Let me start by saying this project involved lots of fabricating and other custom work. There's no easy way about it. I did the swap with a friend who's full time job is being an mechanic so we had access to a lot of really good tools and knowledge base. That being said, hopefully what I experienced and share can make it easier for the next person wanting to swap their LS.

Reason I committed to the swap was I picked up the lincoln w a misfire that I thought was a bad coil. Turned out the engine was bad. The previous owner had already replaced the engine once so I decided junkyard 3.9 was off the table. Looked for rebuild kits for the 3.9 and at the time ZERO were available. New crate engine was $5000. I figured if I'm forced to throw cash at the car, I'm gonna make it fast and do it right!!

I got a lot of good info from SKM (StuKellyMotorsports) thread on his drift LS swap, and a few other threads on here. Other technicalities just good ol google search and LS1tech etc...

ADVICE:

Oil pan that works Moroso 20138

The headers that SKM used (patriot block hugger tight tuck) and apparently worked for him DID NOT WORK for me. The casting from the factory varies too much from pair to pair, I could see with the two I had. He probably got a nicely tucked pair. We cut and re-welded mine and they still don't fully clear the steering column. Working on a solution. It is very hard to clear the steering column with the exhaust if you have it routing out the back. My advice is flip the headers around and run them out the front with turbos or something. It'll make mounting the engine easier too.

Lastly, definitely go with f-body or corvette accessory drive. We went with the truck balancer to save money and a Holley bracket that mounts the alternator down low. We ended up having to buy an aftermarket fan because it didn't clear the stock one. Even with the aftermarket fan we had to notch the engine crossmember to clear the oil pan. Also the truck balancer is extremely close to the sway bar, difficult to get belts on and off.

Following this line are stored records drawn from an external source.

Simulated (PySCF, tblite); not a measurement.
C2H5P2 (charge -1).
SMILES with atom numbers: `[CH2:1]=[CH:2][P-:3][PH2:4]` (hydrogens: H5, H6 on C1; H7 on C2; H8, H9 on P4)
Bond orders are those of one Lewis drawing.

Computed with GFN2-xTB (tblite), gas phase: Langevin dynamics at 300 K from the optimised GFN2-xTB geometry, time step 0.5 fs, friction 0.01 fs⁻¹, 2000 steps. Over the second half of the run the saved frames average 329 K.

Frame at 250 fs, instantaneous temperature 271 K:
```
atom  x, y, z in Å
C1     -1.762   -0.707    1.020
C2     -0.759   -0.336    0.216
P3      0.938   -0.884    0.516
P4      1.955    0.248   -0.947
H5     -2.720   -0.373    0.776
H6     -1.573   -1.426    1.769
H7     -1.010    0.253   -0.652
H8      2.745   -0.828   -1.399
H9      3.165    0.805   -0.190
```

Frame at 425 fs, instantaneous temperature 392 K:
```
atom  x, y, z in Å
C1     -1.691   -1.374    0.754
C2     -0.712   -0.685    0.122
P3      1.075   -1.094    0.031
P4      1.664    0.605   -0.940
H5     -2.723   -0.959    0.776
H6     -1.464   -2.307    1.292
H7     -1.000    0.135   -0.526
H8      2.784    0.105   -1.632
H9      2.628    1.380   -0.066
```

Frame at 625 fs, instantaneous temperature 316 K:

Had to hammer trans tunnel even with 4l60e, prob wouldnt try 4l80
Engine mounts we used stock lincoln rubber bushings and stock chevy engine plates with extra bit welded on
Trans mount we used stock lincoln mount with a little polyurethane trans mount bolted on top. you can get those at autozone/orelly

For the cluster I found a c5 factory corvette cluster used for $130. With lots of wiring and some hptuners magic we were able to make it fully work apart from the fuel level gauge - figuring that out

I'll try and answer questions but again I got most of the vehicle specific info I needed from threads on this site!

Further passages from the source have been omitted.